We’ve always been intrigued by stories of travel to Burma but till now, we’ve dutifully followed our governments recommendations and avoided travel there. But with the changing political climate of the recent past, that trip suddenly became more realistic.

Our visit to Myanmar began in late July and ran through the middle of August 2013. It was part of a 6+ weeks trip in Southeast Asia that also included return visits to Thailand and Lao.

Two in our group of 3 arrived via a non-stop flight on Bangkok Airway from Bangkok Suvarnabhumi Airport (BKK) and the 3rd arrived on a non-stop JetStar flight from Singapore Changi Airport (SIN). In traveling around the country, we rode planes, trains, mini-vans, cars, horse carts, river ferries and lake boats.  If interested there is additional detail on traveling to and within Myanmar on our Myanmar Transportation page.

We spent 3 nights in Yangon, 3 nights in Bagan, 2 nights in Mandalay, 1 night in Thazi (on the way to Inle Lake), 4 nights in Nyaungshwe on Inle Lake and another night in Yangon in order to make a morning flight back to BKK.

In the other pages of our Myanmar section, you can read about incredible sights, the food, hotels, transportation and other aspects of a visit to there. But to us, the best part of our time there was the chance to meet and interact in some small way with the people of Myanmar or Burma as some of them still like to refer to the country.

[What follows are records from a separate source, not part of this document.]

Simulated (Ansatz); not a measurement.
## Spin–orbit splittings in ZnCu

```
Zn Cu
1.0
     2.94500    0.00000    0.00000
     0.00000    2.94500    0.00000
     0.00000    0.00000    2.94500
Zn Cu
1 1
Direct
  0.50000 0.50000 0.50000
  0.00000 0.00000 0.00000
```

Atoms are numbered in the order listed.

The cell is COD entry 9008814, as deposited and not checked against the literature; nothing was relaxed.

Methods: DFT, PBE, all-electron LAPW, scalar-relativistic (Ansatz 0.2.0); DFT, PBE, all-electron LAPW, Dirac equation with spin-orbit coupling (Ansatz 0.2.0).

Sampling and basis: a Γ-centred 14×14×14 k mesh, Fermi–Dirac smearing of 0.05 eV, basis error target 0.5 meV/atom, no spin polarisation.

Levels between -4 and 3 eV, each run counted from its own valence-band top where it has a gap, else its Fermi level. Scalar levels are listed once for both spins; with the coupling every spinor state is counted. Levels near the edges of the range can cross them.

If you visit there, you will find some persistent vendors at some of the attractions but by far most of the people we encountered were very sweet and overly kind to us going out of their way to make sure we got a good impression.

As gross generalizations, we found the people to be very kind, handsome, reverent, hardworking, proud and hopeful about the future of the country and for themselves. The people we encountered were generally well dressed, had an obvious appreciation of aesthetics and while we encountered some suspect concepts of food hygiene, personal cleanliness is an extremely important priority to the people of Myanmar.

Since we are now experts on all things Myanmar (that’s a joke by the way) we thought we would tackle the first question that we had: “Should it be Myanmar or Burma?” We heard several explanations; some of which made more sense than others.

Upon gaining independence from the British in 1948 a civil war among competing ethnic groups ensued and lasted until the military takeover in 1962. (In fact, fighting between the government forces and Kachin Independence Organization (KIO) militia continues to this day in areas of the Kachin State.)

The sometime brutal and always repressive military rule lasted until 2011 when officials elected in a disputed national election in 2010 were installed to office. The current government is officially “civilian” but the military retains enormous influence. In conversations with Myanmar people, we found virtually all were guardedly optimistic about the positive changes that have occurred since 2011 but felt it would take another peaceful election cycle to really understand just how committed the military was in supporting a truly democratic government.

So what’s this got to do with whether we should call the country Myanmar or Burma? One explanation we heard was that when the military took over the country in 1962, there was a feeling that “Burma” was a colonial name used by the British and in order to leave that part of history in the past, a name change to Myanmar was necessary.

Another explanation we heard is that the word “Burma” actually comes from the Bamar ethnic group, which makes up roughly 2/3 of the total population of the country. The people of the Shan State, where the majority of the people are of the Shan ethnic group, have never really considered themselves to be “Burmese”. We found many of the people we talked to in Inle Lake; a part of Shan State, have no problem at all with the name change to Myanmar. We imagined that a similar sentiment would be present among other ethnic groups. There would obviously be a different opinion from Burmese majority and those are the people we found most likely to still refer to the country as “Burma.”

One other explanation we heard is pretty simple: Burma is the English word for Myanmar much like Spain is the English word for the county known in Spanish as Espania. Either is correct but since the local people should be the source for the answer to this question; Myanmar it is, particularly when in the country.